Paper Explained
The Price of Immediacy: Stoll's Theory of What a Dealer Sells
Hans Stoll argued that a market maker is not selling stock. They are selling immediacy, and the spread is the price of that service.
July 13, 2026
When you hit a bid, someone takes the other side instantly. You do not wait for a natural buyer to show up. You do not negotiate. You click, and it is done. That instant fill feels like a free feature of modern markets, like tap water.
Hans Stoll's 1978 paper is a careful argument that it is not free, and that understanding what the person on the other side is actually giving up is the key to understanding the bid-ask spread.
The problem: why does anyone quote a price at all?
A dealer, or market maker, stands ready to buy from anyone who wants to sell and sell to anyone who wants to buy. That is a strange business to be in. They are not expressing a view. They do not want the stock. They are, in principle, indifferent to whether it goes up or down.

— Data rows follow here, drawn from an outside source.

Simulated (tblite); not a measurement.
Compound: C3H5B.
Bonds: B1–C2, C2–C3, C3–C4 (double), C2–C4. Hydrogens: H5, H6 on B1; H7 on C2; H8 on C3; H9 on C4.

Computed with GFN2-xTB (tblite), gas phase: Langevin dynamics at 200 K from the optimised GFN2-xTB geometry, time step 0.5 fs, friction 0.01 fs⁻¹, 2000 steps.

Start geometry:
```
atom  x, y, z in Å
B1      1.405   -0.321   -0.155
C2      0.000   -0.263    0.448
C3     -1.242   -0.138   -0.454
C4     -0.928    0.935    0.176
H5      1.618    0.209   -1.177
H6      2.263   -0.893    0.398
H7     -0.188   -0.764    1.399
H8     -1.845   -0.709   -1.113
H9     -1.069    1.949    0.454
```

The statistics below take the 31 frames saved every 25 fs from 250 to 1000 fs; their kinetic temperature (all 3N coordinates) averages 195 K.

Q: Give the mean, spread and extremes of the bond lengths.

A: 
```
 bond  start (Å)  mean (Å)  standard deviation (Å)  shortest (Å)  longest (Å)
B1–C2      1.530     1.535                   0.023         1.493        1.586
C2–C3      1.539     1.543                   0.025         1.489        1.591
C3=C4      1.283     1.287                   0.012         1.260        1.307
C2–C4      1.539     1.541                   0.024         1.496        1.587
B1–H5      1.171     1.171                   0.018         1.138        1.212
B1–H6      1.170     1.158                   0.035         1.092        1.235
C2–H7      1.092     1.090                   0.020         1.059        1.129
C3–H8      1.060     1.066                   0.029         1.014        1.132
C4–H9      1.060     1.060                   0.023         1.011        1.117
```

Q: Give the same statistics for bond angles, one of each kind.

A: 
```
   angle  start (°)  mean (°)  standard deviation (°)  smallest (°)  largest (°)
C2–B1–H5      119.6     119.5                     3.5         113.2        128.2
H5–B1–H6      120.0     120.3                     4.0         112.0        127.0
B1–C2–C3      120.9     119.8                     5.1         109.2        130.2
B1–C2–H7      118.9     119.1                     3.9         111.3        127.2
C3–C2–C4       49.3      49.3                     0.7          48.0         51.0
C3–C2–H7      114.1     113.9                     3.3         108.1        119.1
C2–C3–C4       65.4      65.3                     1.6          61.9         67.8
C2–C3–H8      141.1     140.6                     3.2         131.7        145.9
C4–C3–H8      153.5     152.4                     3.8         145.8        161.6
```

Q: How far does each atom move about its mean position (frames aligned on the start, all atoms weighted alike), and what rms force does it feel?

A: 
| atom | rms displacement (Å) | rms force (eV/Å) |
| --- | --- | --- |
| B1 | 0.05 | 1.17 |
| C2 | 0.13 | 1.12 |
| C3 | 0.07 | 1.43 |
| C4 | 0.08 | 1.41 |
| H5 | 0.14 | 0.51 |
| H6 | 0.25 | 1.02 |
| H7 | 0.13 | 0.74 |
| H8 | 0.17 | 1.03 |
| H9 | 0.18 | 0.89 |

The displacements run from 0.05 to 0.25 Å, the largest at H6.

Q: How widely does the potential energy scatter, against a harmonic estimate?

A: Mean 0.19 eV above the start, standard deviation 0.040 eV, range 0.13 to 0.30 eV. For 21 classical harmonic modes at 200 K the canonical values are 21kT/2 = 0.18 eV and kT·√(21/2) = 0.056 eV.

So why does anyone do it, and what determines the price they charge?
The obvious first answer is "costs": exchange fees, back office, staff. Stoll agreed those exist, but he argued the deeper and more interesting cost is something else entirely.
The key idea via analogy: the dealer as a warehouse that does not want inventory
Think of a currency exchange booth at an airport, but with a twist: the booth owner has a carefully chosen personal portfolio and every transaction forces them to hold something they never wanted.
A tourist walks up and sells the booth a large amount of a currency. The booth now holds a big position in that currency. It did not choose that position. It did not have a view on that currency. It was simply doing its job of being available. And now, until it can unload, it is exposed to price risk on a position it never wanted.
That is Stoll's core insight. A dealer's real cost is not paperwork. It is being pushed away from their optimal portfolio. By accommodating your trade, they take on a position whose risk they did not want and are not being paid to want. They are bearing risk on your behalf, in exchange for a fee, and the fee is embedded in the spread.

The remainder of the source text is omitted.